City Council President Arnie Fielkow has issued a newsletter on the taxpayer-financed city website that urges readers to vote for an upcoming ballot initiative, but he says his actions don’t violate state laws against using public funds to influence an election.
That’s because the newsletter, written by his communications director, didn’t cost anything beyond what the city already pays her, and posting it to the website didn’t cost anything extra either, Fielkow said.
“There’s no additional public dollars being spent,” he said in an interview Tuesday. “There certainly was no intent to violate the law.”
But Bill Bryan, an assistant attorney general for Louisiana who handles election issues, said public officials can’t use taxpayer money or public resources to persuade the electorate.
At issue is a proposed change to the New Orleans Recreation Department. Voters will be asked Oct. 2 to decide a change to the city charter that would remove the department from the city administration and put it under a newly formed New Orleans Recreation Development Commission, with a separate governing board.

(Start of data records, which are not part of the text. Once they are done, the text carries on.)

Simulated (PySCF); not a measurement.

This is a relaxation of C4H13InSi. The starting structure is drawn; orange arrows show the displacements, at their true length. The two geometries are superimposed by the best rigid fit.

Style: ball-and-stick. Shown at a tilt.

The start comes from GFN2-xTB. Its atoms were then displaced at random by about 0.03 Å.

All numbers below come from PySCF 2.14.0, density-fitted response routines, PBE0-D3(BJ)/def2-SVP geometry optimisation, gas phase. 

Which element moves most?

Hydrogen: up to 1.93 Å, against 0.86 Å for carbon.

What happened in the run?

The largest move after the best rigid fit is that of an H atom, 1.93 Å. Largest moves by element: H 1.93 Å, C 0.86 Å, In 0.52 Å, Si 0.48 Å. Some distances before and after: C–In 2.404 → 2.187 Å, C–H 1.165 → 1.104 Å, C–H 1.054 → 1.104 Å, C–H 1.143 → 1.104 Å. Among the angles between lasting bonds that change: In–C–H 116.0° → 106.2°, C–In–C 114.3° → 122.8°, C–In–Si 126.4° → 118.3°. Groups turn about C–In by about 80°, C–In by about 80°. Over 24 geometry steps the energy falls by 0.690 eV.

Fielkow has championed the proposal and helped move it from being a concept to being a ballot proposition, and no law prevents him from speaking in favor of it. But the Louisiana Constitution says he can’t spend taxpayer money to push the issue:
“No public funds shall be used to urge any elector to vote for or against any candidate or proposition,” reads Article XI, Section 4.
It goes on to say that public money can be used to distribute factual information on the ballot item.
His newsletter is less of a factual exercise and more of a campaign speech:
“The election to reform NORD will take place on October 2nd,” it reads. “I encourage you all to get to the polls and vote YES for recreation reform, yes for our kids, yes for our seniors.”
As with most of Fielkow’s regular bi-weekly newsletters, this was written by his communications director Danielle Viguerie and approved by the councilman, he said.
“She’s an employee of my office, and my office is advocating for NORD,” Fielkow said.
A representative of the state public-policy watchdog organization said technology advancements have created a gray area in the law that should be addressed by state legislators.
“As Web and email communications have become cheaper and easier to use, it has become more difficult to draw the line,” said Jennifer Pike, research director for the Public Affairs Research Council of Louisiana. “Certainly, if a public employee prepares the communication while on the clock, there is a measurable public expense, and it would be a clear violation of the law. However, when there is no additional cost to add a new message to a blog or to send out an email and no staff time is used, where is the expenditure and how do you measure it?
“Until the law is clarified, it would be wise policy for public officials to keep their professional duties and political activity clearly separated and abstain from using publicly funded computers, Web sites, email systems or internet connections to distribute political communications.”
In addition to the constitution, the state elections codes make it a criminal offense to use public money to advocate for a ballot item, so Bryan said it would be up to the district attorney to consider any possible violations.
A representative for Orleans Parish District Attorney Leon Cannizzaro said the office doesn’t routinely investigate matters, generally relying on the police to examine a case. Still, it has the authority to do so, and has in some instances, such as post-Katrina contractor fraud.
“If a citizen came to this office with a complaint of criminal wrongdoing, we will investigate it,” Assistant District Attorney Chris Bowman said.
Fielkow said he’s well aware of the ban on using public money to influence the election, and insisted that he’s been careful not to do so.
He appeared aware of the legal line at a recent press conference alongside Mayor Mitch Landrieu, where they were marking the ceremonial beginning of the Joe Brown Park swimming pool.
According to an account in The Times-Picayune, Fielkow was hesitant:
“I can’t advocate for things up here. But I will tell you: Please, please, learn the facts.”
Landrieu, who also supports the initiative, leaned over and said, “Go ahead, you can advocate up here.”
Taking the cue, Fielkow seized the moment.
“Please, please in two weeks, please go to the polls and please vote yes for the NORD reform,” he said.
Landrieu spokesman Ryan Berni did not respond to a request asking about the propriety of the advocacy at a city press conference.